Bank of Portugal officials said Ricardo Salgado should go, nine months before the collapse of Banco Espírito Santo.
It now seems clear that the governor of the Bank of Portugal, Carlos Costa,(pictured) kept information from the committee of inquiry into the BES collapse.
A large file of documents released by SIC on Wednesday evening, proves that the regulator had detailed knowledge of what had been going on at Grupo Espírito Santo and Banco Espírito Santo since 2013, well before the BES collapse in August 2014.
In the first file, an internal Bank of Portugal memo signed by managers questioned the continuing employment of four directors of BES, including that of Ricardo Salgado the bank’s chief executive.
In the November 2013 internal note, managers said that the Bank of Portugal was letting time slip by without taking action. The possibility of Ricardo Salgado being removed immediately is outlined in a clear and transparent way.
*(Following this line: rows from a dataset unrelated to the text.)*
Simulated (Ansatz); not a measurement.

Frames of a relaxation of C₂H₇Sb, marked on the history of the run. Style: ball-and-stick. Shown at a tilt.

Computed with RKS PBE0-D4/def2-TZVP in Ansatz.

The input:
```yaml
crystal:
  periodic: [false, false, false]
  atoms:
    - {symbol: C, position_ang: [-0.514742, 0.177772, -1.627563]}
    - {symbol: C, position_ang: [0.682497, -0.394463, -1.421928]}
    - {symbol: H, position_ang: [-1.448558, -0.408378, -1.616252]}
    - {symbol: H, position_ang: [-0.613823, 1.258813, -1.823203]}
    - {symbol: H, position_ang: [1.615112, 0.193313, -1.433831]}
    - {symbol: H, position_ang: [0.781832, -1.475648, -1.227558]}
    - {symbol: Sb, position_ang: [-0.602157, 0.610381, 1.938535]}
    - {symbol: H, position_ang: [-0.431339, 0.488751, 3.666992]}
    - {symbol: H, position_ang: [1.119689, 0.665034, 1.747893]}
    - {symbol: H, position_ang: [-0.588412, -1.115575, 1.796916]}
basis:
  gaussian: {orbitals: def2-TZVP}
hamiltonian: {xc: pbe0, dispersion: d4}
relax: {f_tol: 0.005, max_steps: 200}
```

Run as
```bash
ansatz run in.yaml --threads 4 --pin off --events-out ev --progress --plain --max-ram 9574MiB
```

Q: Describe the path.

But Carlos Costa stated to the committee of inquiry into the BES case that he had not questioned the suitability of Ricardo Salgado staying at the head of BES because he (Calos Costa) legally was prevented from doing so.
The Bank of Portugal internal memo concluded the opposite and that Salgado should go. He eventually was forced out seven months later in June 2014, two months before the bank went bust.
The second document is a detailed assessment of the results of the evaluation of 20 BES branches in 2011, including in the French subsidiary and the Angolan subsidiary, which showed high risks in the area of internal control and findings of covert activities.
In June 2014, three years after the report was issued, the public would find out that BES Angola had lost control of USD5.7 billion in loans granted to various clients, some of them representatives of the so-called Angolan elite.